I'm trying to decided on a database technology and schema design for keeping my own copy of an order book for GDAX, a cryptocurrency trading exchange.
The eventual goal is to use the order book data as data for some experimentation with machine learning.
GDAX provides a websocket stream of the order book data that provides an initial snapshot of the state of the order book. You subscribe to any currency pairs that you are interested in. In this case it's bitcoin/USD. The websocket provides you with a JSON object for each pair that you request. There are key/value pairs for each rate that the product pair is trading at and the quantity that's available at that rate.
{"product_id":"BTC-USD","type":"snapshot","bids":[["10853.3","0.00672786"],["10850.99","0.001"]]} I've stripped out most of the pairs for brevity. There's a second array in the snapshot for 'asks' meaning sale offers.
After that, it provides update objects with key value pairs for any updated bids or asks. They look like this:
{"type":"l2update","product_id":"BTC-USD","time":"2018-01-24T03:47:54.819Z","changes":[["sell","10818.58000000","0.4991"]]} In this example, the quantity available at 10818.58 has changed (it's not a delta, it's just the new value.)
Although, logically, I see the advantage in using a database that represents data in the same format that I want to interact with it in my applications (some sort of object), my practical experience is only with traditional SQL databases.

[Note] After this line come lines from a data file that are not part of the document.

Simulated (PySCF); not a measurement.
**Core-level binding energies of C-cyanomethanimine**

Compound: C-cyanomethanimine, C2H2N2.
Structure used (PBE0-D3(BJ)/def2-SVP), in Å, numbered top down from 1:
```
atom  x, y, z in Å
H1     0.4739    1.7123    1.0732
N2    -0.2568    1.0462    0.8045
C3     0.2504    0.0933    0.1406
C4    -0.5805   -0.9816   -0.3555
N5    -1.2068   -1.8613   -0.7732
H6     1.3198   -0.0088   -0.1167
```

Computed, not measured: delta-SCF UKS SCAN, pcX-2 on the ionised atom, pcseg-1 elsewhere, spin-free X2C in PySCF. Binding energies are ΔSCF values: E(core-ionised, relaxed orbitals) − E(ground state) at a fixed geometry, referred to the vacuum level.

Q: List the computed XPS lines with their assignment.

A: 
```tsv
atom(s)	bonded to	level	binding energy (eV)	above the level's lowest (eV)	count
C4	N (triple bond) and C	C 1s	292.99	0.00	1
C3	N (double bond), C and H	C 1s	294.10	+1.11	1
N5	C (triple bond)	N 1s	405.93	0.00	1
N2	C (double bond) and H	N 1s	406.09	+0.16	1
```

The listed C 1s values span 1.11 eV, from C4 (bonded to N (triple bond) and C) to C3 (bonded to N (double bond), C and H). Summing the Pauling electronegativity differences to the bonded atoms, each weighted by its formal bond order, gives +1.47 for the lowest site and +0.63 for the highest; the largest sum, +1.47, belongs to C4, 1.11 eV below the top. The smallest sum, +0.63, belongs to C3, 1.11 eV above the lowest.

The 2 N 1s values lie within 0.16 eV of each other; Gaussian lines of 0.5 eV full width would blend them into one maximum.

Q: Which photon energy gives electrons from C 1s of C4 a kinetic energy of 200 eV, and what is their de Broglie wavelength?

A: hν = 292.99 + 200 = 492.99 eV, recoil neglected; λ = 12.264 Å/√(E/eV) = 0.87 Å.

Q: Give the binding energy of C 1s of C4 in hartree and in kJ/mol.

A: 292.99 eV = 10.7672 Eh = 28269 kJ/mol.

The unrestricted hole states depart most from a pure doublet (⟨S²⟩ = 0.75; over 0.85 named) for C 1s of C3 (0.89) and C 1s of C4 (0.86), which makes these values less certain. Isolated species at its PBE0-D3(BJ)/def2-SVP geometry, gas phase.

It seems like I should store the whole order book from the snapshot as a single object with nested objects for bids/asks(offers/sells) that each contain sub objects for each rate and then update it with the type"l2update" objects, but I gather that updating records in nested objects can get complicated.
I'd like to use a nosql database for the practice, but I don't want to waste a ton of time discovering that the technology is going to make this project more difficult.
Any thoughts on schema design or using mongodb for this data are greatly appreciated.
Tom